NBC Uses Warm Weather During 'Most Unusual' Winter to Promote Global Warming

On Tuesday's NBC Nightly News anchor Brian Williams fretted over winter doing a "disappearing act" and proclaimed: "It was so warm today across much of the country, as you know, they're calling it June-uary. It's got a lot of people wondering whatever happened to winter?" The headline on screen pondered: "Where's Winter?"

In the report that followed, chief environmental affairs correspondent Anne Thompson added to the alarmism as she declared: "This most unusual January ending on a remarkably mild note across the country....2,890 daily high temperature records broken or tied." She later cited climatologist and global warming proponent Dr. Gerald Meehl of the National Center for Atmospheric Research: "Add to that a world warming because of climate change and it stacks the deck, Dr. Meehl says, against a traditional winter."

On Wednesday's NBC Today, Thompson went further, seeming to suggest that the more mild temperatures actually caused deaths: "In upstate New York, where Lake George is only partly frozen, they are trucking in ice to build the winter carnival castle. Thin ice in Patterson, Iowa tragically took the lives of two friends out fishing."

In January of 2007, during a similar period of unseasonably warm weather, former Today co-host Meredith Vieira went so far as to blurt out: "So I'm running in the park on Saturday, in shorts thinking this is great but are we all gonna die?"
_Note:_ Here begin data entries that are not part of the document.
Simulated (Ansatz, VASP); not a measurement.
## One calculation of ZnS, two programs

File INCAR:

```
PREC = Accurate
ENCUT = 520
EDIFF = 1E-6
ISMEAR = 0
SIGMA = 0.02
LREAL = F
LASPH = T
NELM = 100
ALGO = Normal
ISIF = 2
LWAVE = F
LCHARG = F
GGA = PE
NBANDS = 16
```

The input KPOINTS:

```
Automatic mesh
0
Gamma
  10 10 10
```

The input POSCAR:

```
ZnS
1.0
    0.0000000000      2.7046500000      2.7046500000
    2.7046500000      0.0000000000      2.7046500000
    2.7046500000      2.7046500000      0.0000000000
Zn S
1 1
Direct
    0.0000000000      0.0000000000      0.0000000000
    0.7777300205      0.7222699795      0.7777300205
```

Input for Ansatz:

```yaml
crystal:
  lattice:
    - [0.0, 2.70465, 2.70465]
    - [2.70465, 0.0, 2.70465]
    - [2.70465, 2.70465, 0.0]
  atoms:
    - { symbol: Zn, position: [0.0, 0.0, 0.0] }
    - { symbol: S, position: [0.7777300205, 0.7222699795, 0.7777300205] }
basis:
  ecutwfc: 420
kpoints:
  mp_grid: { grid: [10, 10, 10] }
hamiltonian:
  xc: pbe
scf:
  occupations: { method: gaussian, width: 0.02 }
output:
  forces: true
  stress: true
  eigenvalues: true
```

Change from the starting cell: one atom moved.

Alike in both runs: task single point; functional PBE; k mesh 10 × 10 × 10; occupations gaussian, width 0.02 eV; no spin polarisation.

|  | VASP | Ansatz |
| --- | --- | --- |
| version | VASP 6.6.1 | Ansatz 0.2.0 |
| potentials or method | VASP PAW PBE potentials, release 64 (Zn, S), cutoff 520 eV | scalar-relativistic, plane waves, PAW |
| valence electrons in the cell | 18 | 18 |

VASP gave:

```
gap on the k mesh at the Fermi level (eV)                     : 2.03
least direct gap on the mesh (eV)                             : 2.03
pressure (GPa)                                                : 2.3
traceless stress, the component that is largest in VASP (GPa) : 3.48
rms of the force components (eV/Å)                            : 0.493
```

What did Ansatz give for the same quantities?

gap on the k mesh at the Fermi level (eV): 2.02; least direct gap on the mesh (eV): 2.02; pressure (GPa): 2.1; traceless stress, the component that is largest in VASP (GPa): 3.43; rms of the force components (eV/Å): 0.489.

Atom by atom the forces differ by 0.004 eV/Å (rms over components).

On Wednesday, Thompson repeated her assertion that it was a "most unusual winter" and noted how: "It is confusing crops in California, blooming too soon....The Sandhill cranes are early birds, returning to Lincoln County, Nebraska, a month ahead of schedule. So, yes, even nature is confused."

Concluding the morning segment, Thompson again pushed the global warming message: "Now scientists are unwilling to pin any one weather event on climate change but they say there's no question that our warming world is shifting the odds against a traditional winter, winters as we have known them."

Back in November, just days after a snowstorm the weekend before Halloween, Williams somberly observed: "Everybody out East said the same thing about this freak snowstorm, 'This kind of thing didn't used to happen. This never happened before.'"

In the report Thompson did at that time, she cited the same climate scientist, Dr. Meehl: "He says our warming planet makes extreme weather events more likely as greenhouse gases created by burning fossil fuels, such as oil, gas and coal, alter the climate."

Here is a full transcript of the January 31 Nightly News report:


7:00PM ET TEASE:

BRIAN WILLIAMS: And disappearing act. Here's the picture a year ago. Here's the picture now. It's been a January for the record books. We know we're tempting fate, but why is it happening?

7:12PM ET TEASE:

WILLIAMS: Up next here as we continue tonight, another January day that looks and feels a lot more like June to some folks. Why has this winter been so warm in much of the country?

7:15PM ET SEGMENT:

WILLIAMS: What a difference a year makes. If you live anywhere from Boston to Chicago or points in between and you walked out the door this morning and turned right around to take out a few layers, who would blame you? Some people did put their coats away here in New York today. It was so warm today across much of the country, as you know, they're calling it June-uary. It's got a lot of people wondering whatever happened to winter? Again, realizing we're tempting fate, we get the story tonight from our chief environmental affairs correspondent, Anne Thompson.

ANNE THOMPSON: In New York's Central Park today, it might as well be spring.

UNIDENTIFIED WOMAN: I heard it was so warm out, I had to come out and take a walk.

THOMPSON: This most unusual January ending on a remarkably mild note across the country. Today they hit the links in North Platt, Nebraska. Took to skateboards in northern Virginia and sported shorts in St. Louis.

UNIDENTIFIED WOMAN B: I would much rather be walking on a hill than sliding down it.

THOMPSON: This is a January for the history books. 2,890 daily high temperature records broken or tied. More than four times the number of highs reached or exceeded last year. While today is certainly worthy of a walk in the park, it's also a good time to take a stroll down memory lane. A year ago, the nation braced for 2011's first billion dollar-plus weather event, the Groundhog Day snowstorm. It trapped Glenn Tylutki in his car on Chicago's Lakeshore drive.

UNIDENTIFIED REPORTER: How long have you been in here?

GLENN TYLUTKI: 7 ½ Hours.

THOMPSON: Today it was a perfect day to get that same car washed.

TYLUTKI: I have no jacket, I have no gloves, I have no scraper my hand, and I can see my car.

THOMPSON: The difference is the jet stream. Last year, it followed a typical La Nina pattern, bringing warmer and drier temperatures to the south and colder and wetter conditions to the north.

GERALD MEEHL [NAT'L CTR. FOR ATMOSPHERIC RESEARCH]: What's happened this year is that the – this pattern has shifted a little bit further north and so now almost the entire country is covered by this warmer drier part of the La Nina pattern.

THOMPSON: Add to that a world warming because of climate change and it stacks the deck, Dr. Meehl says, against a traditional winter.

MEEHL: We just shift the odds towards a better chance of record warmth and a reduced chance of record cold.

THOMPSON: Leaving much of America with a very early case of spring fever. Anne Thompson, NBC News, New York.